There was a time when I just didn’t trust Emacs. This lack of confidence was the
result of mixing good and evil: listening to other reliable Emacsers’ opinions
while being too lazy to see for myself what Emacs could do. The outcome of this
endeavour was a frenetic copying-and-pasting of code snippets in my init.el
,
blindly dragging in more and more external packages.
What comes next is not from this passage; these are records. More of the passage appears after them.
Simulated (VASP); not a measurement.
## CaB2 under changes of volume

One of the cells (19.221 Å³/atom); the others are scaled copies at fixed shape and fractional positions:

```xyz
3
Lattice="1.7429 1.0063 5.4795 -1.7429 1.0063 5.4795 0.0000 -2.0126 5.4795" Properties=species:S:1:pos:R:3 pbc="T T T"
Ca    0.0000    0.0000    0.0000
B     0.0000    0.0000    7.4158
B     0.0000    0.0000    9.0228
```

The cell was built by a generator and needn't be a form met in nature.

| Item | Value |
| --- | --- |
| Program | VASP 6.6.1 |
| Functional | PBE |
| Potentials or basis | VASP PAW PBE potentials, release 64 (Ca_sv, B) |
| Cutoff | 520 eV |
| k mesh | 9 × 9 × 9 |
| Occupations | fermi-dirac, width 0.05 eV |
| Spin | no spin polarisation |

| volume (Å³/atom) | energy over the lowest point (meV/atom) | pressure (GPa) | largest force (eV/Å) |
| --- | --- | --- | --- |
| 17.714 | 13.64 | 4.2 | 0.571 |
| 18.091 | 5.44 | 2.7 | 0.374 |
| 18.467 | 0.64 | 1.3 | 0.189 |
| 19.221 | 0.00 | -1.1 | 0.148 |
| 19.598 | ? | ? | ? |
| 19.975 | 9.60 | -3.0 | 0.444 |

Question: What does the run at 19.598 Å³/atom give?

Don’t get me wrong, external packages made Emacs what it is today for me. I can’t even imagine using it without the likes of Magit or CIDER. However, ignoring what is already there and reaching for MELPA every time I have an itch to scratch has made me overlook built-in niceties like project.el.
Flymake
did fell prey of this line of reasoning.
Flycheck has always seemed like the way
go, so much so that I have barely registered João Távora’s and other Emacs
developers’ efforts to improve Flymake. Since my recent experiments with
project.el
have turned my eyes inwards again, I wanted to see if I can live
without Flycheck.
There are three places where I need on-the-fly syntax checking:
- Emacs Lisp package files with package-lint
- Clojure files with clj-kondo
- Markdown files with proselint
Kind people took care of Emacs Lisp and Clojure for me: package-lint-flymake
comes with package-lint
and
flymake-kondor is a valid
alternative to
flycheck-clj-kondo. But
I wasn’t able to find an existing integration with proselint
, so I decided to
provide one.
My first tries with flymake-easy
didn’t go very well. I asked for help on Emacs
StackExchange,
before realizing I could use
flymake-quickdef like
flymake-kondor
does and answer to
myself. The next step was making
the solution available to everyone in the form of a package, and so I published
the little
flymake-proselint.
Flymake may not have the extensive support for checkers that its bigger brother
has, and it doesn’t seem to have the same huge community behind, but it’s still
a great library to play with. There is a comparison between the two projects on
the Flycheck
website,
so have a look there before making your choice. Note that the comparison doesn’t
mention flymake-quickdef
, which I find easier to use for extending Flymake.
As for me, my requirements for on-the-fly syntax checking are met by Flymake. At the end of the day it’s good to know that after all these years together Emacs can still surprise me.